Jan. 18th, 2013

The Ontario Superior Court has determined that there is insufficient evidence to find three former Nortel executives guilty of fraud and "cooking" the books. And the cyberverse is all a-Twitter with 140-character textbytes declaiming the injustice of it all.

But the job of the courts is to decide the cases that are brought before them. It's not to "send a message" that mistakes are always criminal in nature if they have repercussions for the little guy or that ignorance of the future is no excuse.

That said, there are a lot of former Nortel employees and pensioners who have legitimate grievances. I was shocked and outraged a few years back to learn that these people who had been promised decent wages and pensions (which of course they themselves were paying into) would be unable to collect more than a fraction of what they were owed. Surely, I thought, companies in a first-world country must be required to have bankruptcy insurance and some sort of insurance or backing to their pension investments. And surely former employees should be preferred creditors in the event of a corporate failure. After all, BNR (Bell Northern Research) and Northern Telecom were considered rock-solid in the 1980s. It seemed EVERYONE wanted to work for them, and quite a few people I knew actually did! It wouldn't have taken a huge risk-taking insurance company to back them.

Apparently my assumptions were hopelessly naive. Of course, employees of Silicon Valley (whether north or south) have always been more ruggedly individualistic than employees of that other major Ottawa employer, the federal government. In the 1980s, hi-tech tended to be a young men's game, and these hotshot young geeks were willing to put in 20-hour days, dreaming of retirement at 30 or 35, investing their considerable earnings in whatever (dot-coms?), not to mention taking advantage of their stock options and living on the proceeds of the soaring share prices. Unions? Who needs them, they said!

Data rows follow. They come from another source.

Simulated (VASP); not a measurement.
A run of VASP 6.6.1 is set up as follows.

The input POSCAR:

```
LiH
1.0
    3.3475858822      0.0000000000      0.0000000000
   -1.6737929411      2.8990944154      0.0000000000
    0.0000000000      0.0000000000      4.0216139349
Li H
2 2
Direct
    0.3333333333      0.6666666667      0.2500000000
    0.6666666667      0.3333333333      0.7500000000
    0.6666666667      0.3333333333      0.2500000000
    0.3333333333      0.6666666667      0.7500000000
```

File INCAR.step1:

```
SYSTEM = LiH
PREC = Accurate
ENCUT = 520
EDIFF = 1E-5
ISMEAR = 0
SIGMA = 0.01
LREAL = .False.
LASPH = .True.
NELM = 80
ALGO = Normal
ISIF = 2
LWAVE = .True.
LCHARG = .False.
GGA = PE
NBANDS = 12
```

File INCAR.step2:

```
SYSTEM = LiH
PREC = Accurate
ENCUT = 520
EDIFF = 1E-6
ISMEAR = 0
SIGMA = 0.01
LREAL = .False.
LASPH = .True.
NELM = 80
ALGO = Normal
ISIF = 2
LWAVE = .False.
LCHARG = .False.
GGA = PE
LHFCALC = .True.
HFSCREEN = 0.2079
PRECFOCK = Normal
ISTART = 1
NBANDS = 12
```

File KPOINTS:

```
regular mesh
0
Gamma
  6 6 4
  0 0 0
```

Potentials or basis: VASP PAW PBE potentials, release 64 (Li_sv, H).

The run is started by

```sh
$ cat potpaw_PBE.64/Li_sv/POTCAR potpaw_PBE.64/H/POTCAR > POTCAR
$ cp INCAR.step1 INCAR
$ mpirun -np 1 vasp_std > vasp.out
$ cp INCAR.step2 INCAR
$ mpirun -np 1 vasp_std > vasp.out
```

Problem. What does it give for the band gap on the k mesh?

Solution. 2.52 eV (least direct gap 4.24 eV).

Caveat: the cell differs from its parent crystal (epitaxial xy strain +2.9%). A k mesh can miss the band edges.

Still, if you were going to go the high-tech route, BNR and Nortel were considered to be pretty "safe", conservative career choices. They were huge companies with a diversity of opportunities in research and development. Their library had a good reputation too!

Now that the era of the Organization Man is long-gone, at least in the western world, we are going to have to keep moving towards portable benefit packages that don't rely on years of service with one particular organization. We do have some of that, of course - CPP, EI, parental benefits and so on. Enrichment of the CPP would be a good next step towards the goal as well. Even the idea of pooled retirement pension funds may have a role to play, though not in my view a central one.

It's discouraging, however, to see governments actually REVERSING course on certain things - McGuinty bringing back health care premiums (though administered differently) which a previous Ontario Liberal government had abolished; the feds cancelling severance for their own employees, making them wait longer for their pensions, and mutterings about switching from a defined-benefit to a defined contribution pension scheme - to name just a few.

Meanwhile, I'll continue to root for those poor ex-Nortel employees!